Corporate executives of the former Great Lakes Chemical Corp. have left their offices in Indianap... Chemtura dims the lights..
Corporate executives of the former Great Lakes Chemical Corp. have left their offices in Indianapolis in the aftermath of a $2 billion merger with rival Crompton Corp.
Great Lakes' office at 9025 N. River Road in Indianapolis is in the process of being closed, with most of the estimated 75 jobs transferred to corporate headquarters in Middlebury, Conn. That's where the result of the Great Lakes-Crompton merger -- Chemtura Corp. -- will be based.
And the West Lafayette Great Lakes site, which a decade ago employed up to 400 people, has seen the staff trimmed to 175, including 65 employees working in research and development. That number will fall even farther, Chemtura officials say.
"We expect the total number of employees to drop to about 150 over the next six months" at the West Lafayette facility, said Anne Noonan, vice president of Chemtura's West Lafayette-based flame retardants business. "Affected employees already have been informed."
The exodus is leaving in doubt the role that the former Great Lakes headquarters on U.S. 52 might play for Chemtura -- and for Greater Lafayette's economy.
With roots dating to the 1930s, Great Lakes rose from near obscurity after moving operations from Michigan to property at the northwest edge of West Lafayette to become a billion-dollar giant in the specialty chemicals industry. That climb to a Fortune 500 company was led by the late Emerson Kampen.
Retired Great Lakes executive Lowell Horwedel said the company's problems started during the 1990s, when several executives with strong local ties to the company retired.
"It's just terrible what's happening," the Otterbein resident said of the many jobs moving to Connecticut and the likelihood that the former headquarters will be sold.
Employees at the former Great Lakes headquarters, a unique, trihedral-shaped building, are involved in research and development of the company's key product lines, which include flame retardants, water treatments for swimming pools and petroleum additives.

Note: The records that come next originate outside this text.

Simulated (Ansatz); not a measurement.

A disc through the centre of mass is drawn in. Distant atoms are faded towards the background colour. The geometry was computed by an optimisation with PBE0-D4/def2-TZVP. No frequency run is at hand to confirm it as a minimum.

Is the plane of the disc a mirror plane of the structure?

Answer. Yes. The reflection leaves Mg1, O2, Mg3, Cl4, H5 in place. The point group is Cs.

Chemtura confirmed that it is trying to find a buyer for the West Lafayette building. The city and Purdue University officials are wondering what local use the building might provide if Chemtura vacates it.
"The building is very unusual because it's shaped like a spaceship," said Josh Andrew, the city of West Lafayette's redevelopment director. He confirmed that Chemtura has talked with city officials about whether the city would have an interest in the building.
"I'm not sure if we would take it even if they gave it to us, though, because it's a big building," Andrew said. "And we would still have to pay to heat it and maintain it."
When the merger with Crompton was announced March 9, Great Lakes officials said they were optimistic that the key role played by the 300-employee facility in West Lafayette would help preserve most, if not all, of those local jobs.
Andrew said he's no longer optimistic the merger will benefit West Lafayette in the long term. Joe Hornett, chief operating officer for the Purdue Research Foundation, and Dana Smith, president of the Lafayette-West Lafayette Chamber of Commerce, agreed.
"The building is being actively marketed now," Smith said, "and there's not going to be any new jobs coming" to Tippecanoe County as a result of the merger.
Those talks, he said, focused on what this community could offer the specialty chemicals company if it desired to grow its operations and use its base here for expanding in Indiana.